/* Copyright (c) 2008-2025 the MRtrix3 contributors.
 *
 * This Source Code Form is subject to the terms of the Mozilla Public
 * License, v. 2.0. If a copy of the MPL was not distributed with this
 * file, You can obtain one at http://mozilla.org/MPL/2.0/.
 *
 * Covered Software is provided under this License on an "as is"
 * basis, without warranty of any kind, either expressed, implied, or
 * statutory, including, without limitation, warranties that the
 * Covered Software is free of defects, merchantable, fit for a
 * particular purpose or non-infringing.
 * See the Mozilla Public License v. 2.0 for more details.
 *
 * For more details, see http://www.mrtrix.org/.
 */

#include <limits>

#include "command.h"
#include "image.h"
#include "memory.h"
#include "progressbar.h"
#include "algo/threaded_loop.h"
#include "dwi/gradient.h"
#include "math/math.h"
#include "math/median.h"
#include "metadata/phase_encoding.h"

#include <limits>


using namespace MR;
using namespace App;

const char* operations[] = {
  "mean",
  "median",
  "sum",
  "product",
  "rms",
  "norm",
  "var",
  "std",
  "min",
  "max",
  "absmax", // Maximum of absolute values
  "magmax", // Value for which the magnitude is the maximum (i.e. preserves signed-ness)
  NULL
};

void usage ()
{
  AUTHOR = "J-Donald Tournier (jdtournier@gmail.com)";

  SYNOPSIS = "Compute summary statistic on image intensities either across images, "
             "or along a specified axis of a single image";

  DESCRIPTION
    + "Supported operations are:"

    + "mean, median, sum, product, rms (root-mean-square value), norm (vector 2-norm), var (unbiased variance), "
      "std (unbiased standard deviation), min, max, absmax (maximum absolute value), "
      "magmax (value with maximum absolute value, preserving its sign)."

    + "This command is used to traverse either along an image axis, or across a "
      "set of input images, calculating some statistic from the values along each "
      "traversal. If you are seeking to instead perform mathematical calculations "
      "that are done independently for each voxel, pleaase see the 'mrcalc' command.";

  EXAMPLES
  + Example ("Calculate a 3D volume representing the mean intensity across a 4D image series",
             "mrmath 4D.mif mean 3D_mean.mif -axis 3",
             "This is a common operation for calculating e.g. the mean value within a "
             "specific DWI b-value. Note that axis indices start from 0; thus, axes 0, 1 & 2 "
             "are the three spatial axes, and axis 3 operates across volumes.")
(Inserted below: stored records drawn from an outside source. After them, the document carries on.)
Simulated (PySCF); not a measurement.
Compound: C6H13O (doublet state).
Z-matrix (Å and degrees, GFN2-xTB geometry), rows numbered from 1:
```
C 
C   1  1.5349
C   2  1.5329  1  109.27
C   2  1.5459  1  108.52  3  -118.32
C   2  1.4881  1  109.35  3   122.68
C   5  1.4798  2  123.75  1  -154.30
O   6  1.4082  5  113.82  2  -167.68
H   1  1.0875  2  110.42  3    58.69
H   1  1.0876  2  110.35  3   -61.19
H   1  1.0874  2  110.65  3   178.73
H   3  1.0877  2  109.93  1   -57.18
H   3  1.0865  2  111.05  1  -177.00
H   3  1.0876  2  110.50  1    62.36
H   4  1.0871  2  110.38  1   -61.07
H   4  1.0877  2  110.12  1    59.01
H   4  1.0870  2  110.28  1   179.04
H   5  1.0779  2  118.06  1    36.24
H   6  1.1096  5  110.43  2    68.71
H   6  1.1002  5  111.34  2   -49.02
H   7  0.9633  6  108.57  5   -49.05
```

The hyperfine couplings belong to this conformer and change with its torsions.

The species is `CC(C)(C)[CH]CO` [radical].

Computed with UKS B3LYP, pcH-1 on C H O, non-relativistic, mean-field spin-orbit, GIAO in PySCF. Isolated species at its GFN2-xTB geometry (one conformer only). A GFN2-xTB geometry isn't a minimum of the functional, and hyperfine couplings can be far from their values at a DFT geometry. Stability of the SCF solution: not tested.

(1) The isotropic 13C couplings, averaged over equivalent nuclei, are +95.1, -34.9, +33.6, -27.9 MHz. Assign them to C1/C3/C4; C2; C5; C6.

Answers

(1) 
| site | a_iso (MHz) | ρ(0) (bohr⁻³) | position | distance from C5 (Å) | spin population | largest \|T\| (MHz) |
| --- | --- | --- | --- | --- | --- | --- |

  + Example ("Generate a Maximum Intensity Projection (MIP) along the inferior-superior direction",
             "mrmath input.mif max MIP.mif -axis 2",
             "Since a MIP is literally the maximal value along a specific projection direction, "
             "axis-aligned MIPs can be generated easily using mrmath with the \'max\' operation.");

  ARGUMENTS
  + Argument ("input", "the input image(s).").type_image_in ().allow_multiple()
  + Argument ("operation", "the operation to apply, one of: " + join(operations, ", ") + ".").type_choice (operations)
  + Argument ("output", "the output image.").type_image_out ();

  OPTIONS
  + Option ("axis", "perform operation along a specified axis of a single input image")
    + Argument ("index").type_integer (0)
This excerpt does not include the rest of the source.